How long is an IP address blocked when it breaks a rule
Remember: there are two different actions you can choose from when someone breaks a firewall rule.
You can “block” them, which immediately removes access from the site for a predetermined amount of time, defined by this setting: “How long is an IP address blocked when it breaks a rule.”
Or, you can “throttle” them, which means that their site access will be temporarily blocked until they reduce their request frequency to below the limit you have set.

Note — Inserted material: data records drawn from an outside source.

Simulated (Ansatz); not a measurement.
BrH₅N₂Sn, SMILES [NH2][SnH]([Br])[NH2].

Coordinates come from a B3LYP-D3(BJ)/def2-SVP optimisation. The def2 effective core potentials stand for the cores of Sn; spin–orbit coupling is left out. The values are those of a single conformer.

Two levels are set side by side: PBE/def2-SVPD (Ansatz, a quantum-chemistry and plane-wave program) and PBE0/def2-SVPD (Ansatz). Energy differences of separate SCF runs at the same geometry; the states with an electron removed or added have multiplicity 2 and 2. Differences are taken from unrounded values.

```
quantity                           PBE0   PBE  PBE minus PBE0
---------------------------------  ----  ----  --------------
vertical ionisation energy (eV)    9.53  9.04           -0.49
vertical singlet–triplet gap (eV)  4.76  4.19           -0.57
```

The option “How long is an IP address blocked when it breaks a rule” controls how long an IP is blocked if you have set the option to “block.” We use a duration of between 5 minutes to one hour on our own production websites. This is enough time to limit the malicious activity an IP can engage in. The duration you use is entirely up to you. If you would like to be very aggressive, you can set the duration to 24 hours or longer, but it is important to note that IP addresses are dynamically assigned on the Internet. So if you block someone using a certain IP address, they may switch to using a different IP in a day or two, and a new user who is not engaging in malicious activity but who is assigned the IP you have blocked may now be prevented from accessing your site if you have set this duration very long.
Whitelisted 404 URLs
URLs in this whitelist, that generate a 404 Not Found response status code, will not be counted against the throttling rules that are used to limit crawlers. The default list includes site icons like “favicon.ico” or “apple-touch-icon.png” and retina versions of images following the pattern “/*@2x.png”, which some browsers request even if they are not listed in your site’s HTML. Enter one URL per line. URLs should begin with a slash, such as “/favicon.ico”.